Canada has the fifth highest number of endangered languages in the world. According to UNESCO, there are nearly 90 unique Indigenous languages that are at risk of becoming extinct. Some, like the Munsee language in Ontario, only have around 10 speakers left.
Dadavan Systems, a student information system software, has been working with Indigenous communities for over 20 years. During this time, the company has learned a lot about Indigenous culture, needs and concerns. Wanting to help, they launched Cultural Codex.
Cultural Codex, a web-based social platform, enables Indigenous communities to crowdsource and preserve language and culture using a variety of mediums in a public digital space. The platform allows users to upload audio, video, text, and photos in multimedia collections. Some current collections include Mi’ kmaq language tutorials, Elder biographies, and Indigenous artwork galleries.

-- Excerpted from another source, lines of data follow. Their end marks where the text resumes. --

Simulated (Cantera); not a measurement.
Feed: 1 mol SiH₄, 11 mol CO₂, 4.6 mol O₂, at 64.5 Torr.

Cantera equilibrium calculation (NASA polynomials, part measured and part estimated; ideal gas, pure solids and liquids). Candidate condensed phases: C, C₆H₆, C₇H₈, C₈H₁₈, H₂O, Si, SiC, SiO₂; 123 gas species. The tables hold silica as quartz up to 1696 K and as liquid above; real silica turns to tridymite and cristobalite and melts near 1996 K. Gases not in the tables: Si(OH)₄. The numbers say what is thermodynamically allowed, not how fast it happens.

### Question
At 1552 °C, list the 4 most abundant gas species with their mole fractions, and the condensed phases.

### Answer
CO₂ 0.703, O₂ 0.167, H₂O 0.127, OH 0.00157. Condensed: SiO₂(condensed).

In addition to language and cultural preservation, Dadavan hopes the platform will help support reconciliation between Indigenous and non-Indigenous communities by providing an opportunity for anyone to learn and connect with the stories shared online.
To help attract Canadians to the website during the sesquicentennial, Dadavan is inviting people from all across the nation to use Cultural Codex.
“At this stage, we want to get as many people engaged as possible,” says Justin Moore an account manager at Dadavan. “Not just First Nations stories but anyone who can connect and share a little piece of culture.”